Please stop incrementing the classfile version number when there are no format changes

Luke Hutchison luke.hutch at
Fri Oct 11 20:51:41 UTC 2019

On Fri, Oct 11, 2019 at 2:21 PM Brian Goetz <brian.goetz at> wrote:

> Not true at all.  The classfile version is in a well-known place in the
> classfile format, and tools should not attempt to interpret classfiles
> for whose version they don't understand.  Your argument below is a stark
> demonstration of the moral hazard of our working hard to keep the
> classfile format stable -- users assume (with absolutely no basis) that
> it should be safe to just blindly parse a classfile whose version they
> do not recognize, and treat it as a bug that somehow this isn't
> possible.  The JVMS has been specified such that it is allowable to
> entirely redo the bytecode set in every version.  The protection against
> classfile misinterpretation is not trying to reason about classfile
> versions you don't recognize.

I think you are arguing in the abstract simply because of what is possible,
but not at all because of what is remotely likely. Sure, I accept your
point, but in practice, the classfile format has been almost a strict set
of growing supersets, going all the way back to JDK 1.1, right? And there
is a good reason for that, because Java has always cared a lot about
backwards compatibility.

Of course the JDK could switch to an entirely new format -- Android did
this already, and JDK could theoretically even adopt DEX or something like
it. But really, if you want to talk about imposing difficulty on
developers, how likely would this be to ever happen? I assume that in
practical terms, the chance of such a change would be very close to zero.
Or maybe at some future point, there will be a major breaking change (like
maybe increasing the size of the constant pool beyond 2^16 entries) -- but
then we will be back to incremental supersets.

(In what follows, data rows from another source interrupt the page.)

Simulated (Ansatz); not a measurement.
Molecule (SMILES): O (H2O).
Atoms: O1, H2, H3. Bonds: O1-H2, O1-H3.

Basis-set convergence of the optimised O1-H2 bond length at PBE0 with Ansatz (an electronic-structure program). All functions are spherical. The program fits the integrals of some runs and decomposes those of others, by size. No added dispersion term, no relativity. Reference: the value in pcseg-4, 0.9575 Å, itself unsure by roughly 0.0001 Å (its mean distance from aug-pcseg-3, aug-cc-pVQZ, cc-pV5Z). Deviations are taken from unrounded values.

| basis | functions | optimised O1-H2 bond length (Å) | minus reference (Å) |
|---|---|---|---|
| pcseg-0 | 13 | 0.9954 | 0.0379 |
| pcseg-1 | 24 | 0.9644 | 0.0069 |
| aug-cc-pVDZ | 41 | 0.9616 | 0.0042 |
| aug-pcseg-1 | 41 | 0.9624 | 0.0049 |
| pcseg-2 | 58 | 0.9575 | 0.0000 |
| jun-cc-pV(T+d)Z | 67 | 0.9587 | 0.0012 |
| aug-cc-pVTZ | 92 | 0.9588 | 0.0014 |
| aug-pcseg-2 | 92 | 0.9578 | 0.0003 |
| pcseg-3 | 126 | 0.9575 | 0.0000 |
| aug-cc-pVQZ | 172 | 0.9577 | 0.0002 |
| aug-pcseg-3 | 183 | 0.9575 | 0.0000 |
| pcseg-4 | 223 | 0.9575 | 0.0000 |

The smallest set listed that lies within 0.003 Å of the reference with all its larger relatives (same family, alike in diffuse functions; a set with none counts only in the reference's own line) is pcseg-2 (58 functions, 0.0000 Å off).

Of course if there is a major break in ABI for a file format, yes,
absolutely, it is the responsibility of library maintainers to update to
handle the new format as quickly as possible. I would never argue otherwise.

> I understand you are thinking "well, it's possible to define the
> classfile format in a way that is more self-describing, and then it
> would be easier, so isn't it obvious that we should just do that?" But,
> you're making the classic mistake of considering only the benefit, and
> not the cost.  For example, fatter classfile structures mean longer
> startup times for 100% of Java developers.  Should we really punish the
> 100% with worse startup for the sake of the .00001% of those who are
> maintaining bytecode-parsing tools, but aren't committed to keeping up?
> That seems like putting the burden in the wrong place.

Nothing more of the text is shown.